ZYNQ-7000 High Performance Electric Drive and Silicon Carbide Multilevel inverter with SCILAB Hardware-in-the-loop – ScilabTEC 2015
By Giulio Corradi, Xilinx & Diego Quagreda, QDESYS
ScilabTEC 2015 - Xilinx from Scilab on Vimeo.
QDESYS and Xilinx have developed a High Performance Electric Drive capable of being controlled in real-time using SCILAB and Xilinx ZYNQ-7000®. This system allows standard Drives as well as Multilevel Inverter with Silicon Carbide as state of the art design platform. Power electronics control designers often use simulation to design their systems and they validate it on the target platform. Such models contain simplification that may affect the viability of the derived controller. More and more control systems are used in distributed environment and data communication and also time delays may affect the simplified model in such way that it responds poorly when deployed in the real system. Such poor response requires adjustments in the simulation environment, new assumptions and new testing on the target system making the development of power electronic a long iterative process.
Recent programming environments and faster processors have greatly reduced the iterative process effort providing ways to compute more accurate models; however the problem and uncertainty is still forcing the designers to simulate-test-change-model loop that is tedious and not really always practicable. A more natural way can be using the real system imbedded with the simulation environment making the iterations less cumbersome.
With traditional processing systems the hardware in the loop approach while desirable is difficult to achieve, and almost not applicable on microcontrollers, due to their limited amount of processing power. To make things even more difficult in power electronic systems the evolution of events, variables, and commands spans several orders of magnitude; from the hundreds of nanoseconds of position sensor like a rotary encoder that measures the shaft’s angle, to the microseconds of the analog to digital converter that measures the feedback currents up to the millisecond range of motor’s rotation.

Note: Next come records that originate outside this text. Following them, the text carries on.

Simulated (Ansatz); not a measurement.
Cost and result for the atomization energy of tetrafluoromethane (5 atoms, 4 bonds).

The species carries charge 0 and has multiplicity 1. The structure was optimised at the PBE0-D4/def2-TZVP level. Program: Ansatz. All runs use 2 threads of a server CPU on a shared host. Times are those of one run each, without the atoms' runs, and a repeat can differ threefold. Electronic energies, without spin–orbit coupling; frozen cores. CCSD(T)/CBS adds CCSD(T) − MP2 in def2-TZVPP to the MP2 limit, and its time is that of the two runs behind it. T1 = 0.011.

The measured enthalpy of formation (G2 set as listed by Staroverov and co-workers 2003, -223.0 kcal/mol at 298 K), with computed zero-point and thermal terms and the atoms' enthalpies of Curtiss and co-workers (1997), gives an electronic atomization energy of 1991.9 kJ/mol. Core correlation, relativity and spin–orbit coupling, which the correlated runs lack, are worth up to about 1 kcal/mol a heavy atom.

Serial processors have hard time to match such timing requirements without imposing a tight scheduling ordering on the control and acquisition process. Power engineers and the control engineers are always struggling in assuring that such scheduling is not violated and possible modifications or even product adaptations is not affecting the overall performances.
Because of the high parallelism involved in high performance motor control a parallel system that can exploit efficiently the timing differences between the events, sensors and motor is definitely more desirable. A DLL for Scilab has been designed to connect to ZYNQ-7000® via UDP/IP allowing 1Gigabit communication to the Drive.